I’m sorry to ask such a trivial question, but it’s been a long time since I’ve done any file-input programming, and a longer time since my programming classes.
I have a program I’m writing in C, which is reading input from a file. I want to read in everything in the file (across multiple lines, if it matters) until I get to a particular string, and discard all of that. Then, only after I’ve read in that particular string, I’ll start actually reading in the real data that I want. I thought I could do something like
fscanf(infile,"STARTHERE");
but that only moves the stream so far as the start of the file matches the string.
Then I tried
fscanf(infile,"%sSTARTHERE",junk);
(where junk is, of course, a previously-defined string variable), but that just puts until the first whitespace into the junk string, and does nothing with the STARTHERE string.
I’m sure there’s a simple way to do this, but I’m blanking on what it is.
(note: The string I’m actually searching for isn’t literally “STARTHERE”; I’m just using that in the question for simplicity)
That’s correct (that you can’t do it with one call to fscanf). In fact, if STARTHERE could be embedded within a larger string (i.e. not delimited by whitespace) then it’s a bit more difficult that it would seem.
Is it correct that the text prior to STARTHERE could contain any combination of any-length strings plus white space (including new lines)?
If so, I think you will need to call fscanf(infile,"%s",junk) in a while loop and then do a strstr(junk, “STARTHERE”) call to see if the string you read in contains your starting string. If yes, exit the while loop. Unfortunately, some of the data you want is now embedded in your junk variable, so you’ll need to parse that part (strstr returns a pointer to the matching string) before reading in the rest of the data.

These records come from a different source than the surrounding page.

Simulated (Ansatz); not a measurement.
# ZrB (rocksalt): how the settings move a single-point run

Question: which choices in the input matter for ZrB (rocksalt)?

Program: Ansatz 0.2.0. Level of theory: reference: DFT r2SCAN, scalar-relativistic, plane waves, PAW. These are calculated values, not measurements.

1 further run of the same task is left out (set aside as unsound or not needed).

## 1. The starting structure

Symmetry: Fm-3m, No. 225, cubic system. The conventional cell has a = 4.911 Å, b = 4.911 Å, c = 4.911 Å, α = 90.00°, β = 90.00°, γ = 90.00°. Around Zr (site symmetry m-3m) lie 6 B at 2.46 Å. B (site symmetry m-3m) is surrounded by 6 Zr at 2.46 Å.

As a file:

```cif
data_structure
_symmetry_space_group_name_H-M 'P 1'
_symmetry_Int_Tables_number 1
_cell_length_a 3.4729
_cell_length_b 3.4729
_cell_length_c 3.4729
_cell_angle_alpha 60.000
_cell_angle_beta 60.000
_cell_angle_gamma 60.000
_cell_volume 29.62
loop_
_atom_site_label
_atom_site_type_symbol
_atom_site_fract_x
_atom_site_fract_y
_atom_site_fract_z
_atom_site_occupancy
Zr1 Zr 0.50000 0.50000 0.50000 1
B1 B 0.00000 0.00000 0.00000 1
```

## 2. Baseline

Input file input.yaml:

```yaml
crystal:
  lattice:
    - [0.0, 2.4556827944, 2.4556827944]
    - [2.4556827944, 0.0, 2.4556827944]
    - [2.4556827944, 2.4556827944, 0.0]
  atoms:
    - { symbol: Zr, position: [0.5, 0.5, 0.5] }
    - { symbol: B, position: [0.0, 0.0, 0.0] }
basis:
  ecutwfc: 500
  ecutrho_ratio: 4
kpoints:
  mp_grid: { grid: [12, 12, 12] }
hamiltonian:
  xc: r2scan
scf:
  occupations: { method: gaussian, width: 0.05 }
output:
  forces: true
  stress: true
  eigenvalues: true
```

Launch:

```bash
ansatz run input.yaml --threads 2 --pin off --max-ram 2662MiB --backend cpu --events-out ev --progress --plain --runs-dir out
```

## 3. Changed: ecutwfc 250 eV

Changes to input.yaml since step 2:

On preview: Marvin’s link has the code for what I’m trying to describe, but uses fgets() instead of fscanf(), which is possibly better. But as DPRK points out, if you can’t assume that your lines are <512 bytes or that your token can’t cross that boundary then it won’t work. The most reliable way is actually probably to either read the whole file or do it one character at a time until you find the well-formed part of your file.
Yeah, that’s what I’m trying to do (except the actual data will mostly be %f conversion, not %s), but I’m not sure how to do the “scan until I get to my match” part.
As of right this moment, the full text of my input file up to the start point is probably consistent, but I don’t want to count on it remaining so indefinitely (there’s a lot of header-type data, which includes a couple of version numbers which will eventually change). On the other hand, my STARTHERE text will probably always have whitespace preceding it and ending it, and will always have whitespace within it (so I suppose I could just treat it as two strings, since the part up to the first whitespace should be distinctive enough).
If the header data is variable, you probably should use a regex search.
Or, read your input into a buffer, then use strstr() to find the ‘STARTHERE’ string, then parse the rest of string with scanf().
This.
There no reason not to memory map the file unless it is a stream. You pay a silly amount of overhead for no good reason by not mapping it. It isn’t even as if this is a new thing. I was doing this in about 1985. And if you need a regex, the world is your oyster.
Alternatively, couldn’t you just read the file one character at a time checking for a match?
I’m rusty on C so treat this as pseudo-code, but something like: [Grrr, sorry about the lack of indentation]
Found = FALSE
C=1 /* character in the Target$ that we’re checking for a match
Target$=<what you’re looking for>
Do While Not Found
B$ = <read next character from file>
if B$ <>Target$[C] then
C=1
else
C=C+1
If C > Length (Target$) then
Found =TRUE
endif
endif
loop
The Variadic Functions like the scanf family in the standard library are unsafe and should never be trusted for input you don’t control. That said a while loop with sentinel values is the typical solution even using them.
That said, you use ‘*’ to suppress assignment of conversions, so:
scanf("%c %*c",&a);
Will discard the second char in that matched conversion, or you can match in a while/for loop.
Well, there is another reason: I never learned to do it before (back in the mid 90s, while it might have been possible, stupid memory limits often made it difficult), and the extra computer time consumed by the silly amount of overhead, even over this program’s entire expected usage life, is less than the extra programmer time it’d take me to learn it that way. And it’s clearly not something that comes up in very many of my other programs, given how out of practice I was on file IO to begin with.
Now, there are some areas of this code (after the IO part I have to get through, before I even have a chance to play around with the fun parts) where I am in fact worried about efficiency, but those are parts that involve (admittedly low precision) trig functions, and which might end up getting looped over a million times, unless I can think of some more clever way than brute force for those algorithms.